According to a report from GroupM, who looks at ad spending in the United States, ad spending on TV will drop 5.1% in 2024 to $52.3 billion.

This has left networks to push cable TV companies to pay more to make up for the loss in ad revenue in a very soft ad market in 2023. Recently Warner Bros. Discovery’s CEO announced during its earnings call that it did not expect the ad market to recover in 2023. This all comes as advertisers have been cutting back or putting their ads in places other than on traditional TV networks.

We are already seeing locals demand more money in 2023. DIRECTV had a long blackout with Nexstar-owned locals and now Tegna-owned locals have gone dark on DIRECTV. Spectrum and Disney also saw a fight that took FX and ESPN off Spectrum cable TV. Look for these fights to become more common as networks look at cable TV to make up for the losses they will see on ad revenue in 2023.

Ad revenue is already down and a 5% drop on top of that could be damaging for many local owners.

Sinclair’s total revenues decreased 27% to $1,541 million versus $2,125 million during the same period the prior year. Media revenues for Sinclair dropped 27% to $1,527 million versus $2,106 million in the prior year.
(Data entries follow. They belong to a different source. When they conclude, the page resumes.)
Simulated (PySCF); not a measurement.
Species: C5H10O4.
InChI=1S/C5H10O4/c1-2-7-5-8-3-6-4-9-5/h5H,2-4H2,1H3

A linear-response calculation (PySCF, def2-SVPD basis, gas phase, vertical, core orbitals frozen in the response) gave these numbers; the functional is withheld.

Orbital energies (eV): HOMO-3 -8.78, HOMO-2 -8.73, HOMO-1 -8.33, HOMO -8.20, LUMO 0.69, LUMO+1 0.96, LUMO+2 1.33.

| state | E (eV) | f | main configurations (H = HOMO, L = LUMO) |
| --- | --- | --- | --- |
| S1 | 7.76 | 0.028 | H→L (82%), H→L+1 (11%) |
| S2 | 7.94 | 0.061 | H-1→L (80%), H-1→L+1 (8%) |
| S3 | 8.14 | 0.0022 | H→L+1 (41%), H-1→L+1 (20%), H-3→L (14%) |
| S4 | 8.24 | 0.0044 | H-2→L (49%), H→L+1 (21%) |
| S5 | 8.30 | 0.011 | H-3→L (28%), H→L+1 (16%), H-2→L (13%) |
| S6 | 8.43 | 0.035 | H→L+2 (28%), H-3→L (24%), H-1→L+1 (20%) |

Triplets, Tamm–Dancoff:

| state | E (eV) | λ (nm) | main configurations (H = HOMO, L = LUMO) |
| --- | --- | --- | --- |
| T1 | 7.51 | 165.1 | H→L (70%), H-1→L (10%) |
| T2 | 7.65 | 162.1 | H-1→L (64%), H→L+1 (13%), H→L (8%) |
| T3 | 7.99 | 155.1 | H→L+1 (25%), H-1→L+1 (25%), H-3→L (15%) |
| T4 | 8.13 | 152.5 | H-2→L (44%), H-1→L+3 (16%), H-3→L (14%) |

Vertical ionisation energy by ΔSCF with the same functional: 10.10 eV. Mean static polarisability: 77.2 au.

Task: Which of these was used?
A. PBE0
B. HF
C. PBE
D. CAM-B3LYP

A significant portion of these losses come from Bally Sports and its parent company, the Diamond Sports Group. If you remove the Bally Sports losses, Sinclair’s total revenues decreased just 8% from $1,669 million in the prior year period and media revenues decreased just 7% from $1,650 million in the prior year period.

Tenga’s revenues dropped almost 7% year-over-year due to a tough ad market and the end of the political ad season, according to their report. Tenga’s total revenue hit $731 million.

Scripps saw revenue down just 1% year-over-year, with a revenue of $352 million.

Weak ad markets also impact cable TV companies as they sell ads against programming on some channels.

Because of all of this look for the cost of cable TV to continue to grow to help offset these losses from a very soft ad market. For cable TV companies, they are stuck between two bad options. First, losing networks and having people cancel because they can’t watch their shows or raising their prices to keep networks drive more people to cancel cable TV.